Thursday, February 11, 2010

East Coast Swing (11)

Lonliness is creeping into my spirit. I was alone for many of the 30 years we were married so I am ready to find love quicker than most divorcees. I am worried. Am I strong enough? Where do I begin? I don't like the bar scene. Do I think about it too much? It spins in my head constantly. My life is boring. I don't feel as though I am moving forward. I am stuck. My counselor tells me I am inpatient and need to just accept the way things are. Things happen in their own time. I hate that. I want my life to change now! I feel as though I have been waiting all my life to live. He says relax and enjoy life. I don't think I know how to do that. I'm enjoying my dance lessons but it will be over too soon.

My counselor is starting a group for single people wanting to learn how to move on from the loss of a love. You could be divorced, widowed, just coming out of a long relationship - doesn't matter. If you want to grow as a person to become your best self, this is the group to join. He calls it "Thrive". That is what we all want to do - thrive, especially after the loss of this magnitude. I like going to the seminars even though I have completed his cd series. There is always some new thing I learn. It gives me something to look forward to and I need that right now.

I am still dreaming about my ex. Not on purpose or by choice. I don't like to dream about him. But once I meet someone new I will replace him. Why is he so hateful when we talk? We are still working out the house situation. I still find it hard to believe this has happened. When did our lives go in different directions? Did I see it coming and ignore it? I think it was because I wasn't strong enough at the time and always thought my marriage could survive anything. I had survived some of the lonlinest times as a married woman. So I thought - our marriage can survive this. We just have to talk and figure it out. He just needs some time to think about what and who he wants. I have been there for all his career, waiting. I produced three wonderful children. I followed him all over waiting for him to get out of the service. Doesn't he owe it to me for my patience and loyalty?

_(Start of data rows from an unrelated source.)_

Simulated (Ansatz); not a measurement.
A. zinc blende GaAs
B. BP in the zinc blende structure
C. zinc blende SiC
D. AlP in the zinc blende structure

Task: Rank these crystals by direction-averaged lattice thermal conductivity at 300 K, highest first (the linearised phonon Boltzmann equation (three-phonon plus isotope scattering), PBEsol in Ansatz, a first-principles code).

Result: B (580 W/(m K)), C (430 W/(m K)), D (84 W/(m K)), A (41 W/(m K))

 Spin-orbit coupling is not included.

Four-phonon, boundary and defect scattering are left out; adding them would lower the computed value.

We went through awful times when we were first married and he was going to school in Great Lakes, Ill. I was alone about 45 min away in a tiny apartment with no furniture except in the bedroom. But we were newlyweds and I don't remember being too miserable. Then we were transferred to Mayport, Florida for sea duty. His first aircraft carrier with 5000 other men. And yes, I could pick him out of the crowd when they all stood on deck in their summer whites or winter blues. We were there 6 weeks when he shipped out for his first 9 month deployment to the Mediteranean area (now they do 6 months at a time). And I was alone again in a strange town with no family or friends. But I survived that too. Then back to port and we are together for a year while they repair/refit the ship and prepare for the next deployment. This assignment would last 4 years. He would serve close to 17 years of sea duty out of the 22 he served in his career. So you see, I can say I was in a lonely marriage and raised my children mostly by myself. Then in the later years of our marriage I was alone again with him in the same room. It was a feeling I was familiar with. But, now that I am through raising my children and it is our time, I am disappointed with how things have turned out for us. I am ready to fulfill the dreams we had when we were younger.

But it wasn't to be and now I must face the fact that I have to finish my life alone or with someone new. I don't know what God has in store for me. I would like to hope I find a new love but I just don't know. That is the frustrating part. I can be inpatient when I want change in my life. I always want it quicker than is possible. I feel like time is running out for me and there is no time to waste. I am thinking about internet dating sites. Is that something for me? How does that work out? Should I leave it up to "fate", "luck", "karma"? Something to think about.


If you enter this world knowing you are loved and you leave this world knowing the same, then everything that happens in between can be dealt with."